Janak asked: Oh lord, how does one attain to wisdom? How does liberation happen? And how is nonattachment attained? Please tell me this.
Ashtavakra replied: Oh beloved, if you want liberation then renounce the passions as poison, and take forgiveness, innocence, compassion, contentment and truth as nectar. You are neither earth, nor air, nor fire, nor water, nor ether. To attain liberation, know yourself as the witnessing consciousness of all these.
If you can separate yourself from the physical body and rest in consciousness, then this very moment you will be happy, at peace, and free of bondage.
You are not a brahmin or other caste, you are not in any of the four stages of life, you are not perceived by the eyes or other senses. Unattached and without form, you are the witness of the whole universe. Know this and be happy.
Oh expansive one, religion and atheism, happiness and misery – all are of the mind, they are not for you. You are not the doer nor the enjoyer. You have always been liberated.
We are embarking on a rare journey. Man has many scriptures, but none are comparable to the Gita of Ashtavakra. Before it the Vedas pale, the Upanishads are a mere whisper. Even the Bhagavadgita does not have the majesty found in the Ashtavakra Samhita – it is simply unparalleled.
The most important thing is that neither society, nor politics, nor any other institution of human life had any influence on the statements of Ashtavakra. There are no other statements anywhere that are so pure, transcendental, and beyond time and space. Perhaps that is why Ashtavakra’s Gita, the Ashtavakra Samhita, has not had much impact.
Krishna’s Bhagavadgita has been very influential. The first reason is that Krishna’s Gita is a synthesis. He is more concerned with synthesis than with truth. The desire for synthesis is so strong, that if necessary Krishna doesn’t mind sacrificing the truth a little.

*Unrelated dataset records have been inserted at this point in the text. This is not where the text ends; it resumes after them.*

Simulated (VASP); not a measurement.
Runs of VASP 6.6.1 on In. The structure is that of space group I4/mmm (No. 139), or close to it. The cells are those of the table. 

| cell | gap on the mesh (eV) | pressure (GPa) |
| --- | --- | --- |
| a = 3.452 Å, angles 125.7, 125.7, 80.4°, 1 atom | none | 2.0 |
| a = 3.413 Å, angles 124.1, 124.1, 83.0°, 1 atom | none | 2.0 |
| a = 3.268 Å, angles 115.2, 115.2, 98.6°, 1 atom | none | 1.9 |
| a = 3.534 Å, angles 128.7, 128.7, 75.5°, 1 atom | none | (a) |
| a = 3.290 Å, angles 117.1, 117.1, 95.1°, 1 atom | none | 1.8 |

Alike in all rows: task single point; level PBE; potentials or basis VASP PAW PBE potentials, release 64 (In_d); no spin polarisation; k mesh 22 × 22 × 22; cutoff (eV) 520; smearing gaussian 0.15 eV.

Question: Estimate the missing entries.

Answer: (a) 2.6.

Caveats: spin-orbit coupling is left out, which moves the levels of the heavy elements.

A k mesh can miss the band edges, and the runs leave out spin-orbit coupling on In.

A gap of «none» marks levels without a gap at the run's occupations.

Krishna’s Gita is a hodgepodge containing everything; hence it appeals to everyone, because there is something in it for everyone. It is difficult to find any tradition whose voice is not found in the Gita. It is difficult to find anyone who does not take solace from the Gita. But for such people Ashtavakra’s Gita will prove very difficult.
People love Krishna’s Gita because it is very easy to extract one’s own meaning from it. Krishna’s Gita is poetic: in it two plus two can equal five, two plus two can also equal three. No such tricks are possible with Ashtavakra. With him two plus two are exactly four. Ashtavakra’s statements are statements of pure mathematics. There isn’t the least possibility for poetic license here. He says things as they are, without any sort of compromise.
Reading Krishna’s Gita, a devotee extracts something of which he can make a belief, because Krishna spoke on bhakti, devotion. The karma yogi extracts his belief because Krishna has spoken on karma yoga, the yoga of action. The believer in knowledge finds what he wants because Krishna has spoken on knowledge as well. Somewhere Krishna calls devotion the ultimate, somewhere else he calls knowledge the ultimate, again elsewhere he calls karma yoga the ultimate.
Krishna’s statements are very political. He was a politician, a perfect politician. Just to say he was a politician is not right; he was a shrewd politician, a real diplomat. In his statements he considered and included many things. This is why the Gita suits everyone, why there are thousands of commentaries on the Gita.